I live in Missouri
so it is has been snowing buckets full on and off. I am going to try and add a
few pics of what it looked like when it started and when it got finished. So
far there is 9 inches. It is really pretty though. If you are affected too then
bundle up and stay warm until this storm passes. Take in the simple beauty of
the harshness of the snow and ice.
A Few Winter Quotes worth Adding that May
change your outlook on Winter:
He who marvels at the beauty of the world in summer will
find equal cause for wonder and admiration in winter.... In winter the stars
seem to have rekindled their fires, the moon achieves a fuller triumph, and the
heavens wear a look of a more exalted simplicity. ~John Burroughs, "The
Snow-Walkers," 1866
It is the life of the crystal, the architect of the flake,
the fire of the frost, the soul of the sunbeam. This crisp winter air is full
of it. ~John Burroughs, "Winter Sunshine"
What a wild winter sound,— wild and weird, up among the
ghostly hills.... I get up in the middle of the night to hear it. It is
refreshing to the ear, and one delights to know that such wild creatures are
among us. At this season Nature makes the most of every throb of life that can
withstand her severity. ~John Burroughs, "The Snow-Walkers," 1866
The sunbeams are welcome now. They seem like pure
electricity—like friendly and recuperating lightning. Are we led to think
electricity abounds only in summer, when we see in the storm-clouds as it were,
the veins and ore-beds of it? I imagine it is equally abundant in winter, and
more equable and better tempered. Who ever breasted a snowstorm without being
excited and exhilarated, as if this meteor had come charged with latent auroræ
of the North, as doubtless it has? It is like being pelted with sparks from a
battery. ~John Burroughs, "Winter Sunshine"
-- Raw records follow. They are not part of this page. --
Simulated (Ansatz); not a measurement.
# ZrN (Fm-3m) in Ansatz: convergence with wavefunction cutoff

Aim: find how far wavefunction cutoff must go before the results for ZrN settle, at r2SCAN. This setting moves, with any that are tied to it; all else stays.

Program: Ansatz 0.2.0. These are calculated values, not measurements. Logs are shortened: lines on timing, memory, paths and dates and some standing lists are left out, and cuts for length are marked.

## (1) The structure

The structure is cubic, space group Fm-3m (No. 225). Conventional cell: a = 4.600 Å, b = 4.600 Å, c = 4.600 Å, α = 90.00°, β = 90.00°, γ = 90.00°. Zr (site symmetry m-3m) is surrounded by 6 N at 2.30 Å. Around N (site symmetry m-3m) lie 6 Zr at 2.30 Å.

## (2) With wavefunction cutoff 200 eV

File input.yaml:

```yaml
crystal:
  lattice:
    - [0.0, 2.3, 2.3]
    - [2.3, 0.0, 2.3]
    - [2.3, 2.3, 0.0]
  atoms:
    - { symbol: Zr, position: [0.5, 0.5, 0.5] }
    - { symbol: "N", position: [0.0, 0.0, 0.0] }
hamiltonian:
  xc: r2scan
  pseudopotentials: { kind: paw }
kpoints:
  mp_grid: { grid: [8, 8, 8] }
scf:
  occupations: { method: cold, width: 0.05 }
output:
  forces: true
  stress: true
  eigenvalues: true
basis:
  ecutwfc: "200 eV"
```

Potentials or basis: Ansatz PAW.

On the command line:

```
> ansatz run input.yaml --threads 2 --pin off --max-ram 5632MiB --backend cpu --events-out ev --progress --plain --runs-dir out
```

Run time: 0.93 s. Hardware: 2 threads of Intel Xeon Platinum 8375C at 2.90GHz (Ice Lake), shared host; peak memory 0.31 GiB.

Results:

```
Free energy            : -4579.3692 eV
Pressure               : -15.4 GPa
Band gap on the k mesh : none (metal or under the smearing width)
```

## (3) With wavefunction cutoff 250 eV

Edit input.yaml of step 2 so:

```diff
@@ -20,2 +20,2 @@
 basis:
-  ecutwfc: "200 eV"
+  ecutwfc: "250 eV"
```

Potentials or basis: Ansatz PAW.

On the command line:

We feel cold, but we don't mind it, because we will not come
to harm. And if we wrapped up against the cold, we wouldn't feel other things,
like the bright tingle of the stars, or the music of the Aurora , or best of all the silky feeling of
moonlight on our skin. It's worth being cold for that. ~Philip Pullman, Northern
Lights
Winter is the season in which people try to keep the house
as warm as it was in the summer, when they complained about the heat. ~Author
Unknown
Brew me a cup for a winter's night.
For the wind howls loud, and the furies fight;
Spice it with love and stir it with care,
And I'll toast your bright eyes, my sweetheart fair.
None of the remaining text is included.